So what do I believe? That I was born to wander and I was born to sit. To love home with a sometimes almost unbearable affection, but to be lured out into the world to see how it is doing, as my beloved larger home and paradise.
The Cushion in the Road. (New York: The New Press, 2013)
So concludes the introduction to Alice Walker's newest book, The Cushion in the Road. Inspired listening to her talk to thousands of librarians a fortnight ago in Chicago, I checked it out of our library and have sauntered through the first quarter of it this week. What a voice!! What a presence! What a life portrayed and remembered from the inside out. This morning reading of her friendship with and mentoring by Howard Zinn, mourning his death and recalling a piece he wrote years ago that has such staying power today:
In this awful
world where the efforts of caring people often pale in comparison to
what is done by those who have power, how do I manage to stay involved
and seemingly happy? I am totally confident not that the world will get
better, but that we should not give up the game before all the cards
have been played. The metaphor is deliberate; life is a gamble. Not to
play is to foreclose any chance of winning.
To play, to act, is
to create at least a possibility of changing the world. There is a
tendency to think that what we see in the present moment will continue.

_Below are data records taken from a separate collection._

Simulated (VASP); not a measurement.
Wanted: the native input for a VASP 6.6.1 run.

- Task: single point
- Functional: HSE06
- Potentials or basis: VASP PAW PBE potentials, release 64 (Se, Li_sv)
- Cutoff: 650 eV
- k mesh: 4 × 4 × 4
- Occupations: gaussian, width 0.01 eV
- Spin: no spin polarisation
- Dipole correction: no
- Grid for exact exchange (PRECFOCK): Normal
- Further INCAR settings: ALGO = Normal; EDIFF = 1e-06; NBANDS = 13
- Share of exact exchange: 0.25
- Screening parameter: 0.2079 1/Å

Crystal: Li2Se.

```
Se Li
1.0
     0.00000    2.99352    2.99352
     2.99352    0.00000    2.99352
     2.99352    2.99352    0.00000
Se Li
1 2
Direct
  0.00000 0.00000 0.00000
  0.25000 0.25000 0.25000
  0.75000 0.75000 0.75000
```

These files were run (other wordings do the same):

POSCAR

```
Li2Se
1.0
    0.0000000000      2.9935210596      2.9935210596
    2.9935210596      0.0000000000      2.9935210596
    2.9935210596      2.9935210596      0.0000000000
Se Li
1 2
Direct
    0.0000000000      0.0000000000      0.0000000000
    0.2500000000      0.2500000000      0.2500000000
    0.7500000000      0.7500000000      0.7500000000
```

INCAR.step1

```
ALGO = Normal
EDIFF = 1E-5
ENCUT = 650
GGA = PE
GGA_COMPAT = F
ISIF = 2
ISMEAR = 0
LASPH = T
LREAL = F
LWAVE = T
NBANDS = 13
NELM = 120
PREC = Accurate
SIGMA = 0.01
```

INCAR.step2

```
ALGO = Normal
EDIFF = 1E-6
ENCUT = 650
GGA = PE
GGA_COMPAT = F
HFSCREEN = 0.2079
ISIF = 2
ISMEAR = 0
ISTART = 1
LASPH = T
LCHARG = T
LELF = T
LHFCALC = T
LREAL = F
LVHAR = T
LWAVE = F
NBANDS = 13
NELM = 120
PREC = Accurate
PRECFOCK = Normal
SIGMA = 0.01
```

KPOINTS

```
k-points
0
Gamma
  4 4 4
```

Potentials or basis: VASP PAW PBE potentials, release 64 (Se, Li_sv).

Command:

We forget how often we have been astonished by the sudden crumbling of
institutions, by extraordinary changes in people's thoughts, by
unexpected eruptions of rebellion against tyrannies, by the quick
collapse of systems of power that seemed invincible....
in this essay, The Optimism of Uncertainty, Zinn goes on to catalogue, as a historian might, the many surprises of the past century. He continues...
No cold calculation
of the balance of power need deter people who are persuaded that their
cause is just. I have tried hard to match my friends in their pessimism
about the world (is it just my friends?), but I keep encountering people
who, in spite of all the evidence of terrible things happening
everywhere, give me hope. Especially young people, in whom the future
rests. Wherever I go, I find such people. And beyond the handful of
activists there seem to be hundreds, thousands more who are open to
unorthodox ideas. But they tend not to know of each other's existence,
and so, while they persist, they do so with the desperate patience of
Sisyphus endlessly pushing that boulder up the mountain...
... Revolutionary change does not come as one cataclysmic moment (beware of such
moments!) but as an endless succession of surprises, moving zigzag toward a more decent society.
don't have to engage in grand, heroic actions to participate in the
process of change. Small acts, when multiplied by millions of people,
can transform the world. Even when we don't "win," there is fun and
fulfillment in the fact that we have been involved, with other good
people, in something worthwhile. We need hope. An optimist isn't
necessarily a blithe, slightly sappy whistler in the dark of our time.
To be hopeful in bad times is not just foolishly romantic. It is based
on the fact that human history is a history not only of cruelty, but
also of compassion, sacrifice, courage, kindness.
What we choose to
emphasize in this complex history will determine our lives. If we see
only the worst, it destroys our capacity to do something. If we remember
those times and places-and there are so many-where people have behaved
magnificently, this gives us the energy to act, and at least the
possibility of sending this spinning top of a world in a different
direction. And if we do act, in however small a way, we don't have to
wait for some grand utopian future. The future is an infinite succession
of presents, and to live now as we think human beings should live, in
defiance of all that is bad around us, is itself a marvelous victory.
Walker and Zinn remind us that a better world is possible, not probable, not guaranteed. But it will take something from us to make it so. Are we ready to give ourselves to it, mindfully, with daily efforts big and small. Or is the comfort of our habitual lives too compelling to get up from the couch. I get different answers when I ask myself this fundamental question, although I know where my aspirations rest. maybe they are resting too much.